EBoard 19: Analyzing recursive algorithms
Warning This class is being recorded and transcribed. At least I think
it is.
Approximate overview
- Administrivia
- About MP5
- Our GitHub testing repo
- Summary of yesterday’s majors session
- Questions
- Advantages of big-O notation
- Some more practice analyzing iterative algorithms
- Analyzing recursive algorithms
- More practice
Administrivia
Upcoming Token activities
Academic
- Mentor Session, Sunday, 4pm.
Cultural
Peer
Wellness
- CS picnic, today, 4pm, Natatorium
Misc
- Second-year spotlight event, today, 4:00-6:30 p.m. in the Kernel
or Husk Atrium.
- Stop by and visit OCS and tell them Sam sent you.
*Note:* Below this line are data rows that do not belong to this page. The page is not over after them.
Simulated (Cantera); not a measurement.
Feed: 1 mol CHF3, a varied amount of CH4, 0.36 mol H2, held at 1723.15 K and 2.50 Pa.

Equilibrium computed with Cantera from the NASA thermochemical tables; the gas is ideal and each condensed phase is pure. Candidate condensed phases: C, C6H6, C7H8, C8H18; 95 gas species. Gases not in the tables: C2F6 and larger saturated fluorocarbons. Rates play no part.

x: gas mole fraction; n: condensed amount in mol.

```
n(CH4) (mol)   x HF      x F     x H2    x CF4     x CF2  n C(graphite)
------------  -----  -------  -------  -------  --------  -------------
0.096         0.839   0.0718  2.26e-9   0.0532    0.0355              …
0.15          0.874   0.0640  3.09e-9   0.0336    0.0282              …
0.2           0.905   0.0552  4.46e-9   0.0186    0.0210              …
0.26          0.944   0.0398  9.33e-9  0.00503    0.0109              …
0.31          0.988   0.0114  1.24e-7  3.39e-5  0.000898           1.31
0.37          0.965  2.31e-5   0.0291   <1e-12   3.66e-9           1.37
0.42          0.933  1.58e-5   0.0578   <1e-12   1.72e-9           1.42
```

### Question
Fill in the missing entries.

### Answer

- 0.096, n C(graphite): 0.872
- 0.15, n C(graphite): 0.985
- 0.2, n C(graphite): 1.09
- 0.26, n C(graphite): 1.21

- Fireman’s breakfast, Sunday 6am-noon at the firehouse. Free will donation.
- I will reimburse you up to $10.
Other good things (no tokens)
- Volleyball vs. Lawrence Saturday at 1pm (Senior Day).
- Play this weekend. Everybody. Friday and Saturday
at 7:30 p.m. in Flanagan. Sunday at 2:00 also in Flanagan. Get
tickets at the box office starting at noon on Thursday. (Maybe
before.) The box office is in Bucksbaum, near the courtyard.
Upcoming work
- Tonight: MP4 post-assessment
- Sunday night: MP5 pre-assessment
- Monday: Readings on lambda in the Java Tutorial and Priority Queues
- Thursday: MP5
Friday PSA
- You are awesome.
- I’d like you to be well.
- Think about the legality of what you do.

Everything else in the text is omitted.